Kosta Derpanis posed this question on Twitter:
Did you know ConvNets were initially patented by AT&T Bell Labs? Source.
Then Yann LeCun, following up a 2019 podcast, replies in an awkward nine part Twitter thread about intentionally violating IP restrictions. Since this thread could disappear any minute, and in the spirit of LeCun’s own violation mindset, I’ve posted it here for analysis/archival sake):
There were two patents on ConvNets: one for ConvNets with strided convolution, and one for ConvNets with separate pooling layers. They were filed in 1989 and 1990 and allowed in 1990 and 1991.
We started working with a development group that built OCR systems from it. Shortly thereafter, AT&T acquired NCR, which was building check imagers/sorters for banks. Images were sent to humans for transcription of the amount. Obviously, they wanted to automate that.
A complete check reading system was eventually built that was reliable enough to be deployed. Commercial deployment in banks started in 1995. The system could read about half the checks (machine printed or handwritten) and sent the other half to human operators.
The first deployment actually took place a year before that in ATM machines for amount verification (first deployed by the Crédit Mutuel de Bretagne in France). Then in 1996, catastrophe strikes: AT&T split itself up into AT&T (services), Lucent (telecom equipment), and NCR.
Our research group stayed with AT&T (wih AT&T Labs-Research), the engineering group went with Lucent, and the product group went with NCR. The lawyers, in their infinite wisdom, assigned the ConvNet patents to NCR, since they were selling products based on them
But no one at NCR had any idea what a ConvNet was! I became a bit depressed: it was essentially forbidden for me to work on my own intellectual production (Loudly crying face). I was promoted to Dept Head had to decide what to do next. This was 1996, when the Internet was taking off.
So I stopped working on ML. Neural nets were becoming unpopular anyways. I started a project on image compression for the Web called DjVu with Léon Bottou. And we wrote papers on all the stuff we did in the early 1990s.

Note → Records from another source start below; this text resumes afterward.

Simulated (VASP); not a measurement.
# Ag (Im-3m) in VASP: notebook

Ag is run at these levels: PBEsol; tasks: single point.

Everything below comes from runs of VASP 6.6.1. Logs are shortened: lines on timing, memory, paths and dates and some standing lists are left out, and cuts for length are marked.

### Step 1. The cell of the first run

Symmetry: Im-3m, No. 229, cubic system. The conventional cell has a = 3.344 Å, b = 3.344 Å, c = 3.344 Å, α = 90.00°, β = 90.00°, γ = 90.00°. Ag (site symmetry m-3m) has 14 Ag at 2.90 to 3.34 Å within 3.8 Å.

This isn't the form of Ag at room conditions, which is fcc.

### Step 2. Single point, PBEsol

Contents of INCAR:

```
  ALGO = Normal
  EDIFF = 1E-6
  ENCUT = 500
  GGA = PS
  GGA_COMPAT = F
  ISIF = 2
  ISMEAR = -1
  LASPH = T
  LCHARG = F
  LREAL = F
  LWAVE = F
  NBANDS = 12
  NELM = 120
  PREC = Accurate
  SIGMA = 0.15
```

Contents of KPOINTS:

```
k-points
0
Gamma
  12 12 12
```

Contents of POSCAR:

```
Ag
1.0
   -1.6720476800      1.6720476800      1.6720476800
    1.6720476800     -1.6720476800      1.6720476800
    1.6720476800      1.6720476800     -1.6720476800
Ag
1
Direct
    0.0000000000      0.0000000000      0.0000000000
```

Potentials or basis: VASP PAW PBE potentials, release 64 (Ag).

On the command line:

It wasn’t until I left AT&T in early 2002 that I restarted work on ConvNets. I was hoping that no one at NCR would realize they owned the patent on what I was doing. No one did. I popped the champagne when the patents expired in 2007! (Bottle with popping cork Clinking glasses)
Moral of the story: the patent system can be very counterproductive when patents are separated from the people best positioned to build on them.
Patents make sense for certain things, mostly physical things. But almost never make sense for “software”, broadly speaking.
Something sounds very wrong. When AT&T in 1996 spun out NCR as its computer division (and Lucent as its equipment and systems), patents on computer technology were separated from the people best positioned to build on them? Product sounds like exactly the right place for product. And then popping champagne for not being caught when illegally taking IP from a former employer?